Ever since he joined KGP we used to see that he was getting by Post fat issues of the prestigious Journal 'Mathematical Reviews', published by the American Mathematical Society. Since there was no way he or any individual buying these expensive elephants, we concluded that he must be getting them free for being chosen as one of its Honored Reviewers.
When he retired from KGP out of his vast and spacious A-type Bungalow, we wondered how he would be able to shrink to the inevitable cramped apartment in Calcutta, bought or rented (I know now!). It is like the Camel of the 'Sermon on the Mount' trying to pass through the eye of that needle.
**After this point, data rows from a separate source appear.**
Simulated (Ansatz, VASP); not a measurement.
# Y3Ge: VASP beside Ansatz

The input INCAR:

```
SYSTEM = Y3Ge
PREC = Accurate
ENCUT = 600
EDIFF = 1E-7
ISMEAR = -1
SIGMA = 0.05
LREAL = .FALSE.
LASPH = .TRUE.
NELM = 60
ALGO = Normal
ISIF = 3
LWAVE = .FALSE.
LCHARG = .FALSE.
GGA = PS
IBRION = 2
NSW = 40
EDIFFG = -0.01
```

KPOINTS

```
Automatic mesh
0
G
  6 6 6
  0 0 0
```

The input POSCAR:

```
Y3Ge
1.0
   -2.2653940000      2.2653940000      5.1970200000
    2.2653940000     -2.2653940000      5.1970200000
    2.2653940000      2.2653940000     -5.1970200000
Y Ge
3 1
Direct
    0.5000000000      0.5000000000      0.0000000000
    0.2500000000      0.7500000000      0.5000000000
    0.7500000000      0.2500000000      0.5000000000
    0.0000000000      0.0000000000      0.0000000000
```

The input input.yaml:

Since he was a lover of books and had a keen sense of humor, I myself gifted him a Thurber-Wodehouse set which he relished like a child. So, we guessed that whatever furniture and goods he might give away, he would carry his books; and we were not wrong.
I was a bachelor at that time waiting to get married and living in a C1 type Bungalow, which had practically no furniture and its Hall very like a football field. He knew this since he used to make surprise visits to my den to discus some point of Physics or the other (I had a framed picture of Ramana Maharshi whom I sort of admired. He once looked at it and asked if it was my father, to which I coolly replied: 'grandfather'; and then he asked what happened to that Lamy Equation that he dumped in my lap).
A week before he left the Campus, he called me to his Quarters and requested (ordered) me to safe-keep some books of his in my spacious Qrs till he could shift them to Calcutta. And he led me to a vast sea of bound volumes of Mathematical Reviews. Like the Daffodils of Wordsworth, I saw a ten thousand at a glance and shuddered.
Being the simpleton he was, I could see that he went to the expense of getting them bound in the Library Journal fashion, Volume per Volume in leather. He must have spent a large part of his meager salary on this.
I fetched my Rickshaw-Puller, Maninder, who looked at the pile and said he would need at least 3 trips and a good blackmail money. For the moment I asked him to dump them on the floor of my Hall.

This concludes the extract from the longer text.